Here’s the tricky part: allulose is still included in the “Total Carbohydrate” line on U.S. labels. So when you calculate net carbs, you should subtract allulose along with fiber and sugar alcohols. Some brands list allulose separately on the label or in a footnote showing their net carb math. If they don’t, check the ingredient list and look for the specific gram amount, which some brands provide voluntarily.

A Step-by-Step Example

Say you pick up a keto cookie with this nutrition panel per serving:

  • Total Carbohydrate: 18 g
  • Dietary Fiber: 4 g
  • Sugar Alcohols (erythritol): 8 g
  • Allulose: 3 g

Your calculation: 18 − 4 − 8 − 3 = 3 grams of net carbs. If that cookie used maltitol instead of erythritol, a more conservative calculation would only subtract half the sugar alcohols: 18 − 4 − 4 − 3 = 7 grams of net carbs.

Common Mistakes That Throw Off the Count

The most frequent error is subtracting fiber from a European label, which double-counts the reduction and gives you an artificially low number. Always check where the product was made and what labeling standard it follows.

Another common mistake is trusting the “net carb” claim on the front of a package without checking which sweeteners are inside. Manufacturers subtract all sugar alcohols at full value, even maltitol. If blood sugar control matters to you, do the math yourself and adjust for maltitol.

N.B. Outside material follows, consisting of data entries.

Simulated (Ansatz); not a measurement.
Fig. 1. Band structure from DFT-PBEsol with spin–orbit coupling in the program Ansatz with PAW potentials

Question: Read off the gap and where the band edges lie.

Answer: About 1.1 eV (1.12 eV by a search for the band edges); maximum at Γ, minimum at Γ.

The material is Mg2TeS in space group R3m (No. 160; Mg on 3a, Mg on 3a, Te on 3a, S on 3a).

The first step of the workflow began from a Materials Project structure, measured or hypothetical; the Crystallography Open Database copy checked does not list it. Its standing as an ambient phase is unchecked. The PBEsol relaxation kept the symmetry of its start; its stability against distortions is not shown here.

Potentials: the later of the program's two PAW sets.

Serving size trips people up too. The net carbs you calculate are per serving, not per package. A bag of low-carb tortillas might list 4 net carbs per tortilla, but if you eat three, that’s 12 net carbs, which can matter on a strict 20-gram daily target.

Finally, whole foods without nutrition labels (fruits, vegetables, nuts) still have net carbs. You can look up their total carbohydrate and fiber content per serving in any food database and apply the same subtraction. A medium avocado, for instance, has roughly 17 grams of total carbs and 13 grams of fiber, leaving about 4 grams of net carbs.